PDA

View Full Version : [all variants] How to speed up rsync?



MakOwner
August 18th, 2013, 01:50 AM
I am copying about 12TB of daya from one server to another using rsync via ssh. At best I can get 9.25MiB over the link according to bmon on both sides of the link.
I issue the rsync command using nice -15 and that's what got me to 9.25 up from about 8.5 before.

I'm pushing this over a bonded pair of 1GB NICs on both servers and I can get other applicaitons to push data at much higher rates - 40 to 60 MiB depending on where on the source the file sits - I suspect most of the time I'm hitting an upper limit on the ability of the source server to read from a software RAID5 array on 5900RPM SATA disks on an eSATA link. The system load on both sides is neglible.

So, at this point, I have been copying data for about 3 days and I'm just over a 25% through.

Would I gain throughput by breaking the round-robin bond and going to a direct connect crossover between two NICs and use jumbo frames? Or is rsync via ssh just that big of drag on the transfer that it won't help?
I'm almost at the point of just trying to do NFS over a crossover with jumbo frames -- I have done that before on other hardware (completely differnet everything though) and been able to reach close to saturation point on a 1GB NIC.

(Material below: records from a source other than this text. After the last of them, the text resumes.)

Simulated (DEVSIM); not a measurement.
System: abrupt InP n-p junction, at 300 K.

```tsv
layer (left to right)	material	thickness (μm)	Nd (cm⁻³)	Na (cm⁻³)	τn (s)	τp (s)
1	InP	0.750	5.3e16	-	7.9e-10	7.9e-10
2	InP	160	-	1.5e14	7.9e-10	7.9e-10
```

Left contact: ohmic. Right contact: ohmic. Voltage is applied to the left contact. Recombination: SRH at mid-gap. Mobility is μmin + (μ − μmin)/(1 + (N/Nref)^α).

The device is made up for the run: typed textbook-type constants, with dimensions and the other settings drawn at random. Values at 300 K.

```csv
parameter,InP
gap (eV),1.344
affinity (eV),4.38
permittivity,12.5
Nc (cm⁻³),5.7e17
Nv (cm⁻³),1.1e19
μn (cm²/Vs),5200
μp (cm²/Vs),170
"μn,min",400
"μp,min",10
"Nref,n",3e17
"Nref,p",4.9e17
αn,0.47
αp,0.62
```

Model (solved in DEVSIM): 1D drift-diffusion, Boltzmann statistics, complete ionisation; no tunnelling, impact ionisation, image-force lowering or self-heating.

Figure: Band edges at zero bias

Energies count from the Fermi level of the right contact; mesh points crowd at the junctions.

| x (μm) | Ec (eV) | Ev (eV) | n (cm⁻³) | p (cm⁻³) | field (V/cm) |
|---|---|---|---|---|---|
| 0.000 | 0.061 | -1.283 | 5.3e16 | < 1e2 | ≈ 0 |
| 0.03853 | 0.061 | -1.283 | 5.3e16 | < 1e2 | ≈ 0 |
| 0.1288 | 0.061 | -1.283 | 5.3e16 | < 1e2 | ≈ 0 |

What I'm doing is working, but the wait time is killing me... Any suggestions to make this go faster?

hawkmage
August 18th, 2013, 03:19 AM
For the initial copy of large amounts of data it is best to do it via NFS, the overhead is much less and you can increase the number of NFS threads on both systems to max out the systems disk and network IO.

CharlesA
August 19th, 2013, 03:42 AM
The slowness comes from the encryption. If you have that much data you can either reduce the level of encryption used or use something else like NFS for the initial sync.

See here:
http://serverfault.com/questions/377598/why-is-my-rsync-so-slow

nerdtron
August 19th, 2013, 04:11 AM
1GB NIC with only 9.5MB/sec. Quite slow as I can reach 50MB and up from network transfer.
Anyway, some pointer from me:
All all the swicthes that the data passes from server to server all have gigabit interfaces?
Also, the transfer rate of "a lot of files with small file sizes" is significantly slower than "a few files with large file sizes".
The encryption really is a bottleneck.
Also see this for other alternatives in transferring files over the network. http://intermediatesql.com/linux/scrap-the-scp-how-to-copy-data-fast-using-pigz-and-nc/

markbl
August 20th, 2013, 01:32 AM
I am copying about 12TB of daya from one server to another using rsync via ssh.
Perhaps try rsyncing directly via rsync protocol (i.e. rsync to/from rsync://) rather than over ssh?

mcapaldo
August 20th, 2013, 04:43 AM
Have you tried using ftp to transfer data?

MakOwner
August 21st, 2013, 08:08 PM
I just went ahead and moved to NFS and was able to push 40 ~ 60 MB/s across the link and synced up that way for the restore.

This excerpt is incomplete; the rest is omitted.